BY MARCUS MESCHER | August 10, 2020

It’s one thing to read or write about solidarity, but another thing entirely to experience it. I got a taste of solidarity after my first time participating in the Ignatian Family Teach-In for Justice; after that weekend, I knew I had to visit El Salvador. And after my visit to El Salvador—standing where the UCA martyrs were killed, hearing the stories of resilience and hope from people like Sister Peggy O’Neill, and being moved by the cariño and confianza (the affection, warmth, and sacred trust) of the Salvadoran people—I knew that this is where I had to return. And so, when I was asked to describe the “dream course” I’d like to teach when I interviewed for my job as a professor of Christian ethics, I described a theology of solidarity that would read the work of Óscar Romero, Ignacio Ellacuría, S.J., Dean Brackley, S.J., and Jon Sobrino, S.J., over the first half of the course, travel to El Salvador over spring break, and then spend the second half of the semester exploring how to integrate this experience into our daily life and relationships, share the stories we heard, and invite other people into the work of solidarity. 

Xavier University and Centro Ignacio Ellacuría students.

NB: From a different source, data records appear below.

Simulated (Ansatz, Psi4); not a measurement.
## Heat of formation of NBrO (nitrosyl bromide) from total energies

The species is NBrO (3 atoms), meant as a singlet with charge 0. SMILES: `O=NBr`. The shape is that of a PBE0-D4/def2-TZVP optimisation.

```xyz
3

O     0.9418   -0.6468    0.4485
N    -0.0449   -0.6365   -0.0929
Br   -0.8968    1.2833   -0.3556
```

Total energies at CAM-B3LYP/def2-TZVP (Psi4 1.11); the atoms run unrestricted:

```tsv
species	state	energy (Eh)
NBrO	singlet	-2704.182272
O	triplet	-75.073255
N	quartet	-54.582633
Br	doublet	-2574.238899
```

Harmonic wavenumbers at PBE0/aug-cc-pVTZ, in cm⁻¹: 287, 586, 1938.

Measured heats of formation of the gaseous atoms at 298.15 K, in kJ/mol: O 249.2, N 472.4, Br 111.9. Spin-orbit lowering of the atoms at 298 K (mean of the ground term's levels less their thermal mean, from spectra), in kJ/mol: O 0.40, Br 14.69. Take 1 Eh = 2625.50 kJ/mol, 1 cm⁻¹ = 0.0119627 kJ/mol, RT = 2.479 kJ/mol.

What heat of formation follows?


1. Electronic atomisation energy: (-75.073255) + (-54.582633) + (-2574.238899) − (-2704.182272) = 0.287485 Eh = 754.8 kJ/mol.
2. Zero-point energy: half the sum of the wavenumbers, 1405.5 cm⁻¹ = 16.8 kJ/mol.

This past semester, this dream came true. Nine students and I spent a week with the Centro Ignacio Ellacuría (CIE) at the UCA, the Jesuit University of El Salvador. The CIE is named after the president of the university who was murdered (along with five of his fellow Jesuits, their housekeeper, and her daughter) by U.S.-trained soldiers on November 16, 1989. The CIE welcomes college students to combine their course of study with a semester-long commitment to accompanying the members of a rural community. Their motto is inspired by St. Ignatius of Loyola: “We enter to learn, we leave to serve.” 

The CIE students were our hosts and had a major impact on us. Drew Schlidt, a graduate of Marquette University High School, in Milwaukee, WI and sophomore marketing major shared that “my time in El Salvador helped me to realize the interconnectedness of the Xavier and UCA student bodies, both in our humanity and our Jesuit ideals. I hope that as the forces of globalization and technological development shape our world, Jesuit institutions will continue to engage in collaborative efforts like this one in pursuit of a greater sense of solidarity and mission.

We had an unforgettable experience in El Salvador. We heard heart-breaking stories of unthinkable trauma. Every day, we were put in touch with the wounds people carry, but not in a way that was overwhelming or paralyzing or defeating, because it was always through inclusivity, respect, affection, trust, and interdependence. Emma Brandt, a senior Economics, Sustainability and Society major, observes, “This experience helped me realize that being Jesuit educated includes a call to action. We can say that we are men and women for and with others as much as we want, but until we put those words into practice, they do not present their full meaning. It is by being immersed and active outside of our normal routine and perspective that we enact the values of our education.”

In lieu of a final exam, my students worked on an advocacy project so that we were not just changed by this experience, but became agents of change, as well. They partnered with the CIE students to share what our time together taught us about the demands of solidarity and the costliness of Jesuit education

In addition to their efforts on Instagram to raise awareness of the social reality facing the people of El Salvador today, these students worked hard to be bridge-builders as advocates and allies in the work of accompaniment, education, and empowerment. They created a website that connects us through the power of sharing stories and raising our voice for the marginalized. Annie Boyd-Ramirez, a friend of mine from our days together at Marquette University and a 2018 recipient of ISN’s Moira Erin O’Donnell Emerging Leader for Justice Award, helped us focus especially on efforts to educate and empower women (often pushed to the peripheries of social, economic, and political power) through Programa Velasco

These connections—between Marquette, Xavier, and the UCA—help us live up to the vision for Jesuit education that Ignacio Ellacuría described: to become more aware of reality so that we can take responsibility for transforming it. And, in the process, we are transformed, as well. We are not only partners in mission as people who are all Jesuit educated, or collaborators in a number of the Jesuits’ universal apostolic preferences; we are agents of solidarity and signs of hope that we can heal bonds broken by personal and social sin: fear and greed, insecurity and indifference, exclusion and unjust inequality. When we move from spectators to stakeholders, we celebrate the gifts we have to offer and put them to work in meeting the needs of the world. When we share in this work together, we expand opportunities to learn, grow, and create change. And we are reminders to each other to never settle for anything less than what God makes possible in and through us. 

2 replies
  1. Mr Anon
    Mr Anon says:

    I can just about remember this happening at the time I didn’t really understand that much cause I was very young but learnt about it more later on in life on how a country could be so corrupt, xenophobic towards Spanish and use soldiers for there evil. But I kind of understood why a percentage of people had these thoughts but it still does not condone there actions, but today El Salvador the people are very welcoming and friendly in most places and this is a great country to give the students a chance to learn and gain new experiences which will help them more. God Bless the hard work and the future aswell has remembering those that past.